Congress cracks down on crypto ATMs after $333M scams
CRYPTOCURRENCY

Congress cracks down on crypto ATMs after $333M scams

1 min read

Crypto ATM operators face new transaction limits after Representatives María Elvira Salazar (R‑FL) and Sean Casten (D‑IL) introduced the Stop Crypto ATM Scams Act on June 11, targeting fraud that has cost victims more than $333 million in 2025.

Key Provisions of the Stop Crypto ATM Scams Act

The legislation proposes caps on single‑transaction amounts, mandatory scam‑warning signage at each kiosk, and a requirement that operators retain detailed transaction logs for a minimum of two years. It also obliges vendors to keep up‑to‑date records of kiosk locations and to provide refunds when fraud is confirmed, thereby enhancing transparency for investors and regulators.
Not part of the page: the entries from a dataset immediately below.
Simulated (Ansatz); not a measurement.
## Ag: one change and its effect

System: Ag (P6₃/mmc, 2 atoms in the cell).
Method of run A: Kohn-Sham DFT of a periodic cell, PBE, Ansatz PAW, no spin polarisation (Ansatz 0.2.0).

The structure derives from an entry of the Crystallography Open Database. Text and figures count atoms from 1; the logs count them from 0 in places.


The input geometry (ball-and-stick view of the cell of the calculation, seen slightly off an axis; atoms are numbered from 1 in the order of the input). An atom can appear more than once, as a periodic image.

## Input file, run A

Potential Impact on the Crypto Market and Investors

FBI data indicate that reported losses rose 33 percent from the previous year, with individuals aged 60 and older absorbing over 85 percent of the known‑age damages. By tightening safeguards, the bill aims to shield senior investors and bolster confidence in the broader crypto and blockchain ecosystem, which could stabilize market activity around automated crypto services.